In addition to fabricating and erecting steel components, the Structal-Heavy Steel Constructive division's role will include design-build, detailing and project management services for the projects.
The projects are in addition to about $30-million worth of jobs announced earlier in the year for work related to Montreal's Turcot highway and a project in Ontario.
For the full year, the company's net profit jumped to $31.2 million or 74 cents per share from $17 million or 40 cents per share in 2012. Consolidated revenue rose to $1.028 billion from $905 million.
Canam had been expected to earn 25 cents per share on $276.7 million of revenues in the quarter, and 66 cents on $1.02 billion of revenues for the year, according to analysts polled by Thomson Reuters.
The increase in revenues last year was mainly attributable to light structural steel and joist and steel deck activities, which were helped by a gradual recovery in non-residential construction activities in the United States, and by acquisitions.
Canam ended 2013 by acquiring a 67 per cent stake in Massif Technologies, an engineering company renamed Structure Fusion, that specializes in the design and management of non-residential projects using lumber framing. Last summer, it acquired the steel joist fabrication assets of Quincy Joist Company, which employs 70 people in Arizona and Florida.
Excluding the recent project announcements, the company's backlog of orders increased 20 per cent to $592 million, up from $493 million at the end of 2012.
Canam recently settled two claims related to its work on BC Place in Vancouver, including one that abruptly ended a trial that began Feb. 17.
"We feel there are no winners in these settlements. We are just glad we can now move on to more constructive issues," Dutil told analysts.
As part of the contract awarded to rapidly relocate Lac Megantic's commercial centre following the deadly crash last summer, Canam said it donated more than $325,000 to the community with the help of suppliers.
Sara O'Brien of RBC Capital Markets said the results in the fourth-quarter were helped by a tax recovery.

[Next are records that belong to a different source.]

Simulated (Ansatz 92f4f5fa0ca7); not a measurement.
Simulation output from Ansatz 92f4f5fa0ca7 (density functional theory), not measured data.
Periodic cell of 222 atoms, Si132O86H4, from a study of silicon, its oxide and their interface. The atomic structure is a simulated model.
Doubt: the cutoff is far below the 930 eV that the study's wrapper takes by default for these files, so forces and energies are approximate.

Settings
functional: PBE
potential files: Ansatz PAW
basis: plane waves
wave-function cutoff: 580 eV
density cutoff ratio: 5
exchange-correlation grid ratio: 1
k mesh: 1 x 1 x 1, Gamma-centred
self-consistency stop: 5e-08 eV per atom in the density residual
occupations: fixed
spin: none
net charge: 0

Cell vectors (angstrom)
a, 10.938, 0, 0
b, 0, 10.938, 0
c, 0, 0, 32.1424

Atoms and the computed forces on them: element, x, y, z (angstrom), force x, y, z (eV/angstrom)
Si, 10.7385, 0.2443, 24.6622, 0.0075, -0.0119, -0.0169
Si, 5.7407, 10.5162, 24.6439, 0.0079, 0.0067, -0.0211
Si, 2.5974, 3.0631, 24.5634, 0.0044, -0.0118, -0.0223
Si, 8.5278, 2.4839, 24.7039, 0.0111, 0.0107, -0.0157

"We view today's results as net neutral to negative on earnings but positive regarding backlog growth in the first quarter and continued expectation for operating leverage into the second half of the fiscal year," she wrote in a report.
Canam Group operates 21 plants across North America and employs 3,600 people in Canada, the United States, Romania, India and Hong Kong.
On the Toronto Stock Exchange, Canam's shares hit a 52-week high of $14.59 in Wednesday trading and closed at $14.35, up 41 cents or 2.94 per cent.